CONCEPTS OUT OF THE SHADOWS: Notes on Deleuze and Guattari’s « What is Philosophy? » (2)

Academic « normal » philosophy is much concerned with distinctions and determinations, classifications and demarcations, and rightly so. All thought is impregnated with theories and concepts, and we could not even get started if we were not already categorising and norming the world and its knowledge procedures.

As remarked earlier, we already know the answer to the question « What is philosophy? » before we begin the book, the answer being « philosophy is inventing concepts ». This answer is given in the first paragraph of the book, but we are also warned that one can  understand the question and the answer abstractly, as we did formerly, or concretely, as we are beginning to do so now.

Formerly, one asked it, one did not stop asking it, but this [asking] was too indirect or too oblique, too artificial, too abstract (my translation)

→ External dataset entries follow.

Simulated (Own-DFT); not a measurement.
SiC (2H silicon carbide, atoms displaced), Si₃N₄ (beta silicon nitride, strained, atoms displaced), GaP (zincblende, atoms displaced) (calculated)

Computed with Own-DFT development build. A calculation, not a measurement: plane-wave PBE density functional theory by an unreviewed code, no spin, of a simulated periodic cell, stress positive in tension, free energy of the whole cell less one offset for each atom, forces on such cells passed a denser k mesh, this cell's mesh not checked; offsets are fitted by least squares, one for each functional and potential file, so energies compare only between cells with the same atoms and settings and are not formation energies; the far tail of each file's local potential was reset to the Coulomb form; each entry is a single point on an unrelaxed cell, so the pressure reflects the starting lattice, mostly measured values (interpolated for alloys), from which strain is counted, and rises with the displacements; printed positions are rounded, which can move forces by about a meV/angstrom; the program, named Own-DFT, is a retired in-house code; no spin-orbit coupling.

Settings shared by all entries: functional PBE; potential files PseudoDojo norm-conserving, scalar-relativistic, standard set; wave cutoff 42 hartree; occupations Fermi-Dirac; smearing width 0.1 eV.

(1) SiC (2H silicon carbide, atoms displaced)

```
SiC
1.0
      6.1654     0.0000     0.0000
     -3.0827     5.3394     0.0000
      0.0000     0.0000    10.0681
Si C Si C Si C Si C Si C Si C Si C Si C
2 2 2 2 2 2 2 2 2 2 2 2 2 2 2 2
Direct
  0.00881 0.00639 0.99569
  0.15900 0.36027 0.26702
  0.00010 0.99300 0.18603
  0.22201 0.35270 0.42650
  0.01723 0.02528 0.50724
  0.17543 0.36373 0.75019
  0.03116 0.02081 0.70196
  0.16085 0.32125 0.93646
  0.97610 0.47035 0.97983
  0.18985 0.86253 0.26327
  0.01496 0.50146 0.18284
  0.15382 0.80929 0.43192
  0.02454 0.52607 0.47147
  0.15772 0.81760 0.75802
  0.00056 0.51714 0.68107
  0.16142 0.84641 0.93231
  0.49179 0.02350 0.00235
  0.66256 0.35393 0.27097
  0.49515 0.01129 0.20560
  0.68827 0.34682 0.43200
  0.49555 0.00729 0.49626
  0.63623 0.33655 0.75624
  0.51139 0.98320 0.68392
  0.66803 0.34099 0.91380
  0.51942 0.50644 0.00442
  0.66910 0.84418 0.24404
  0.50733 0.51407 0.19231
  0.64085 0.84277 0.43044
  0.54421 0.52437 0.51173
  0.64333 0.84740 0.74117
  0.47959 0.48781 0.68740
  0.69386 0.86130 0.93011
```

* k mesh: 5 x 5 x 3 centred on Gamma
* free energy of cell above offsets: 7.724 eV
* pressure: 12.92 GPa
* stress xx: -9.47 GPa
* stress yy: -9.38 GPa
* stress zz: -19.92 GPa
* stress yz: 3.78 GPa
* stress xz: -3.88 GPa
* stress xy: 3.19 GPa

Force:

The published translation reads « It was asked before; it was always being asked, but too indirectly or obliquely; the question was too artificial, too abstract ».

I explained in the previous post why I prefer to keep the active form with « one » as the subject (although « we » would also work here). Here I have interpolated « asking », put between square brackets as it is not really necessary, to specify the reference of the demonstrative pronoun « this », which refers to the questioning rather than the question. The translators have preferred to interpolate « question ».

In our abstract knowledge of the answer we are like the novice to Zen Buddhism who wonders why they would need to meditate for years, living frugally and performing menial tasks, before they can find the answer to their koan, when anyone can buy a cheap paperback containing the « official » answers to all the major koans.

In both cases the answer is useless without the long years of practice, an abstraction of merely academic interest rather than the concrete response of the whole being. Perhaps we also know the end of the book, where this answer is both maintained and sublated by the shadowy chaos or chaotic shadow of undecidability.

The undecidability, in the last instance, of the different elements (concepts, sensations, and functions) and the indiscernibility of their respective disciplines that the book so painstakingly seeks to demarcate from each other is enounced quite clearly in the last sentence of the book (page 218):

It is here that concepts, sensations, and functions become undecidable, at the same time as philosophy, art, and science become indiscernible, as if they shared the same shadow that extends itself across their different nature and constantly accompanies them.

This shadow is present unannounced at the beginning of the book and we need to keep it in mind as we read. Philosophy is cinematography, and the question of lighting, of light and shadow is all-important.

The question is do Deleuze and Guattari get the lighting right in this final book?, do they illuminate the scene, the characters, the surroundings with the appropriate interplay of light and dark in every shot? (We should not forget that the French word « plan » in « plan d’immanence » is usually translated as plan or plane, but is also used in the cinema books with the third sense of « shot »). This question is still an open one for me.

To even begin to answer the question we must look into the shadows and ask « when is a concept not a concept? », or rather « when is a concept a non-concept? ». In other words we must ask the shadow question that « constantly accompanies » the enlightened question of « what is philosophy? ». We must also, and at the same time, ask « what is non-philosophy? »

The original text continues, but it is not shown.